"Canada's beef industry will struggle to expand production and sales if it focuses exclusively on traditional markets, such as North America, for its products," said Aaron Goertzen, economist, BMO Capital Markets. "It will become increasingly important for the Canadian beef industry to go where the growth is, and that growth, as we've seen, is taking place in emerging market economies."

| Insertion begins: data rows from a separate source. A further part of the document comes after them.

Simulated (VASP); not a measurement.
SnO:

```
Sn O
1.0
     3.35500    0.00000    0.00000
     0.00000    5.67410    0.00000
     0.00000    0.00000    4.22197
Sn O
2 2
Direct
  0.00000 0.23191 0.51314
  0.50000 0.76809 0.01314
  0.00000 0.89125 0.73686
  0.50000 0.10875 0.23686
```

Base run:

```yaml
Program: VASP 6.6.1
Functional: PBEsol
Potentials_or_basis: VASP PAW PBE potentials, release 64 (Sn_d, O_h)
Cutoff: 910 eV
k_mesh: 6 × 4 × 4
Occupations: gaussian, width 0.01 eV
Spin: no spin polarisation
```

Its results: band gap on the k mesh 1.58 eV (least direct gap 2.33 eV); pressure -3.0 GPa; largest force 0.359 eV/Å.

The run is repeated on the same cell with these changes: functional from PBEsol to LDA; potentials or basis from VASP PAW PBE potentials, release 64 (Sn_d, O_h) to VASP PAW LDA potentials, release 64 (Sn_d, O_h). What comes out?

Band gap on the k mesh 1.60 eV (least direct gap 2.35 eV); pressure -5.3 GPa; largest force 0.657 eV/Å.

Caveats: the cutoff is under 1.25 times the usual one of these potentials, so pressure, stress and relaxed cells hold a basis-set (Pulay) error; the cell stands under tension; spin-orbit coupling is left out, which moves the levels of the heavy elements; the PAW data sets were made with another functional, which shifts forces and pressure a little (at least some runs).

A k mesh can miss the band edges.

Emerging markets such as India and Brazil, with rapidly growing populations and faster economic growth, have steadily increased their beef consumption - a pace that the United Nations' Food and Agriculture Organization expects will be sustained over the next decade, Goertzen noted. Total domestic consumption of beef and veal in India was more than 2 million metric tonnes last year - up 73 percent since 2000. Consumption in Brazil was nearly 8 million metric tonnes - up 29 per cent. In contrast, Canadians consumed just more than 1 million metric tonnes last year.
"With countries like Australia and New Zealand exporting beef heavily, it's also difficult to argue that Canada's relative isolation -- excluding our large neighbor to the south -- is a limiting factor," he added.
The livestock sector and agriculture, overall, are key economic drivers in Canada. A recent survey BMO found Canadians love homegrown beef, with more than half frequently purchasing locally produced beef, said Mike Darling, vice president, Southern Alberta Commercial District, BMO Bank of Montreal. "That being said, while this demand remains crucial, we encourage farmers to remain competitive beyond our borders by increasing productivity and focusing on efficiency through innovation and scale,” he added.
Only the most efficient producers, within Canada and globally, will be able to generate profits reliably in this challenging environment, Goertzen concluded.